Philippians 2:5-6 “Let this mind be in you which was also in Christ Jesus, who, being in the form of God, did not consider it robbery to be equal with God.”

Scofields footnote on the mystery is helpful:

PSALM 110:1

“The Lord said to my Lord, “Sit at My right hand, Till I make Your enemies Your footstool.”
This statement is quoted several times in the New Testament. This was Jehovah speaking to Adonai. The Father speaking to the Son. God the Father referring to God the Son as God. The throne of God is forever and ever. There are modernist who say they believe that Jesus is the Son of God, the question is do they believe He is God the Son? In Hebrews 1:3 “Jesus on the throne of God the Father is the brightness of His glory and the express image of His person upholding all things by the word of His power. When He purged our sins, He sat down on the righthand of the Majesty on High.” In His earthly ministry, Jesus was the express character and image of the invisible God. So, when he was seen in the flesh the Father could be seen. In Christ dwelt all the fullness of the Godhead bodily so we can say that the Godhead resides within us by the Holy Spirit who represents the Trinity, Father and Son. The trichotomy strongly asserts the three functional roles that belong to each member of the Trinity. When one function is fulfilled we can say God in His unity is at work.
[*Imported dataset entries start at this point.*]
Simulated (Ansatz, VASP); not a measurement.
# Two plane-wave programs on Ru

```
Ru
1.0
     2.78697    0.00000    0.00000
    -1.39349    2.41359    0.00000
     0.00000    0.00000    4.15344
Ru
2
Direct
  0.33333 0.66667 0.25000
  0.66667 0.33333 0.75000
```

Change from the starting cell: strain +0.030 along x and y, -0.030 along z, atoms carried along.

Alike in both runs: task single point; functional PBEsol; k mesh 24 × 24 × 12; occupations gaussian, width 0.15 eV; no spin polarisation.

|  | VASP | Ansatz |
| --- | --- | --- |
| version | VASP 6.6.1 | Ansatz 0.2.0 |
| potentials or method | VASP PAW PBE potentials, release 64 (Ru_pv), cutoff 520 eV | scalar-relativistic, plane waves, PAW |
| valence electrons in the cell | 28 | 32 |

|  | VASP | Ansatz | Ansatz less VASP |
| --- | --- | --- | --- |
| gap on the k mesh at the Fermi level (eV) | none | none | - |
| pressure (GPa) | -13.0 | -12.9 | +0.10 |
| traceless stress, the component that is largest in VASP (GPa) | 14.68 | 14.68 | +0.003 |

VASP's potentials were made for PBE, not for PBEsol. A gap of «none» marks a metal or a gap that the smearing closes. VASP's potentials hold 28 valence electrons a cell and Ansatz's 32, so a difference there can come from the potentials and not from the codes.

The tri-personality of the Godhead is exclusively a Truth of revelation attested by the overwhelming evidence of the Sacred Scriptures. While reason embraces the unity of God, revelation unveils the Trinity of God. Orthodox Christianity affirms that there are in the Godhead three distinct hypostases or immutable subsistences – The Father, The Son, The Holy Spirit each possessing one and the same divine nature though in a different manner. The essential parts are unity of essence and ontological distinctions or the reality of inherent (immanent) distinctions. Joseph Cook states, “That The Father, The Son and The Holy Ghost are one God. Each has a peculiarity in communicable to the other, neither, is God without the others, each with the other is God.” The controversy and opposition to the doctrine of the Trinity in the first 300 years of Christianity is a fact of history. What plagued the first century church should be expected to manifest itself in this the 21st century. Yes, it is true that the term Trinity is not explicitly used in the Scriptures, however it was implicitly embraced by the early church and apostles.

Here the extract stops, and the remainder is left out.